In Zawedde et al. (2011), a Knowledge-based Approach for the Selection of Requirements Engineering Techniques (KASRET) is proposed that helps during RE techniques selection. This approach has three major features. First, a library of requirements techniques was developed which includes detailed knowledge about RE techniques. Second, KASRET integrates advantages of different knowledge representation schemata and reasoning mechanisms. Thus, KASRET provides mechanisms for the management of knowledge about requirements techniques and support for RE process development. Third, as a major decision support mechanism, an objective function evaluates the overall ability and cost of RE techniques, which is helpful for the selection of RE techniques. This approach is comparable to MRETS, because MRETS is also an approach for selecting requirements engineering techniques.

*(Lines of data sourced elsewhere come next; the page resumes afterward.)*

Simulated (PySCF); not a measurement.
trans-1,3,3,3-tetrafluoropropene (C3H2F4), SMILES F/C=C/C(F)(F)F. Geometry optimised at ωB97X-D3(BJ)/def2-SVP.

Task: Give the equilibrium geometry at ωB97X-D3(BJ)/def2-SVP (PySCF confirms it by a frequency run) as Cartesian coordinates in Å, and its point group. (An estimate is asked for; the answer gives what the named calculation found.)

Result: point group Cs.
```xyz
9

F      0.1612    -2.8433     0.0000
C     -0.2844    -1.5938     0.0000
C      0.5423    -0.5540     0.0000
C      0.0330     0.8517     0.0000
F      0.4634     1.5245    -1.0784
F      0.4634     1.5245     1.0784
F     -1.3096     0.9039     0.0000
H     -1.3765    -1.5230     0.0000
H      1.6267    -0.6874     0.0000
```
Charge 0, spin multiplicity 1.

In Kausar et al. (2010) and Seyff et al. (2010) there is a link with the requirement elicitation technique and how important end-user involvement is in software development processes. This article describes the difference between different elicitation techniques and the article provides guidelines in choosing one. The end-users and the stakeholders will not always be in near-by, for this reason it is a good idea take global requirements techniques into account. In Ahmad et al. (2011) the limitations of requirements prioritization techniques are discussed with respect to geographical distribution of stakeholders.
In Berkovich et al. (2011) there is an analysis on the requirement engineering techniques for IT-enabled Product Service Systems. This is linked with my example.
In Callele and Wnuk (2011) there is argued that significant similarities between policy and requirements documents suggest that requirements engineering techniques could be used to generate policy. This article reports how requirements engineering methodologies were applied to generate corporate intellectual property policy. Because MRETS is a requirement engineering methodology, this could also be an option for MRETS.
In Veerappa and Letier (2011)the Multi-objective decisions problems are discussed in requirements engineering. A common approach to solve them is to apply search-based techniques to generate a set of non-dominated solutions, formally known as the Pareto front, that characterizes all solutions for which no other solution performs better on all objectives simultaneously. The goal of Veerappa and Letier (2011) is to help decision makers identify groups of strongly related solutions in a Pareto front so that they can understand more easily the range of design choices, identify areas where strongly different solutions achieve similar levels of objectives, and decide first between major groups of solutions before deciding for a particular variant within the chosen group. This is useful when the final recommendation technique is refined, because then the most suitable requirements technique is chosen.